The Death of Marcus Aurelius

The Death of Marcus Aurelius

Thursday, April 9, 2020

Boethius, The Consolation of Philosophy 4.29


"As, therefore, reasoning is to understanding; as that which becomes is to that which is; as time is to eternity; as the circumference is to the center: so is the changing course of Fate to the immovable directness of Providence.

"That course of Fate moves the heavens and the stars, moderates the first principles in their turns, and alters their forms by balanced interchangings. The same course renews all things that are born and wither away by like advances of offspring and seed.

"It constrains, too, the actions and fortunes of men by an unbreakable chain of causes, and these causes must be unchangeable, as they proceed from the beginnings of an unchanging Providence."

—from Book 4, Prose 6

As fancy as my abstract reflections might get, I will still make two critical mistakes about the way of the world in my daily thinking; those old habits of action don’t change overnight.

First, I will view things in separation, this object as independent of that, one occurrence unconnected to the other. I must regularly remind myself that all things are inexorably joined together.

Second, I will view events as haphazard, taking the comings and goings as if they had arisen out of nothing, and were heading nowhere. I forget that no effect proceeds without a cause, however hidden it may seem at the moment.

It is no wonder, then, that my living is out of balance, because it depends on incomplete thinking. I fail to see a unity, and so I think only of myself. I fail to see a purpose, and so I slip into aimlessness. I am not connecting the proximate with the ultimate.

Things are always coming into being, and then passing out of it. My own mind operates in precisely this way, by the act of reasoning, working by stages from what is more evident to me to what is more evident in itself. As fantastic as it may seem to me, the Divine Mind is already itself the act of perfect understanding, the presence of complete self-evidence.

I am made to do a lot of growing, even as I must relate that growth to a measure of universal and unchanging meaning. Without such a standard, change is without direction.

For the aspects of the world that change, I take time as if it were a constant. Yet time is relative, and it means nothing outside the context of an absolute. Recall Boethius’ image of the concentric spheres, where the motion on the outside spins around the immovable axis at the center. It is all joined together, and it all works together.

So, whenever something happens, however mundane it may seem, I should be thinking about it in a larger context. Whenever I act, in however ordinary a way, I should be placing myself within the whole. It is all significant, it is all intended, and it is all part of a greater design.

My reasoning has, of course, not risen to a state of total understanding, but I don’t need to follow every thread to know that there is a woven pattern, or comprehend every individual cause to know that there is a why. This awareness is as necessary in practice as it is in theory, if I ever hope to live in peace.

One lesson the Ancients and the Medievals have to offer us is a profound appreciation for the purpose and harmony that pervades Nature. We may like to smugly mock them for their myths being unscientific, or their astronomy being naïve in perceiving the Earth as stationary, but the best of them had an insight that went deeper than all of that, to something we too often neglect: they respected Providence.

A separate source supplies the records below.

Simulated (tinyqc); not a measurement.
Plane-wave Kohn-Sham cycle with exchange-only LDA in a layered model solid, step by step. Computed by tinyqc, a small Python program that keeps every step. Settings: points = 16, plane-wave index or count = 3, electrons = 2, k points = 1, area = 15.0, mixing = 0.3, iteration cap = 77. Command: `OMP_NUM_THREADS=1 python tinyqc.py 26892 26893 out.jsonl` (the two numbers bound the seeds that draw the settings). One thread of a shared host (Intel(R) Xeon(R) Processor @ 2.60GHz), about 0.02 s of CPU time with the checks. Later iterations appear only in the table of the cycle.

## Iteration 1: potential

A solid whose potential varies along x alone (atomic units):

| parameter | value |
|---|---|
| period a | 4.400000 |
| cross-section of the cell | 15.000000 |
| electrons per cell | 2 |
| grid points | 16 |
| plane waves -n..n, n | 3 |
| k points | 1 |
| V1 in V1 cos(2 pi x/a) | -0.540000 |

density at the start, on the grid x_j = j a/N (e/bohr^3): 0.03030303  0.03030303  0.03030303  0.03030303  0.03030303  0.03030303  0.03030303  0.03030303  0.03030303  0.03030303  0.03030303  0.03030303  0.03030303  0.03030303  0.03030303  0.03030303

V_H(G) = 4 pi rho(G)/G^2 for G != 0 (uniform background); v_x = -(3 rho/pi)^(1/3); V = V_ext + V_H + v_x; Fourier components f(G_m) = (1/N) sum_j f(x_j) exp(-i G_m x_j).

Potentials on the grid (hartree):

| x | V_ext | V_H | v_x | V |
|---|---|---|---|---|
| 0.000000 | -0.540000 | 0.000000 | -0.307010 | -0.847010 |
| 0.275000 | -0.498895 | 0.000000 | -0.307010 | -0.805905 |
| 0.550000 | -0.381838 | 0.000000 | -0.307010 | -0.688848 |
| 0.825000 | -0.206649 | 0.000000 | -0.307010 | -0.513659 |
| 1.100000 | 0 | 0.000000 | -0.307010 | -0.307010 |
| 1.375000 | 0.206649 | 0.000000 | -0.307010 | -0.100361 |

Their stories and legends operated from a perspective of moral design, and they hardly thought this little Earth was ultimately the center of the Universe, but they knew that God was the true center of the Universe.

Their God was not a slick C.E.O., or a glorified bank manager, or even an old man with a white beard somewhere up there in the sky. Their God was Being itself, without which there is nothing.

Providence can only make sense by placing the many within the One.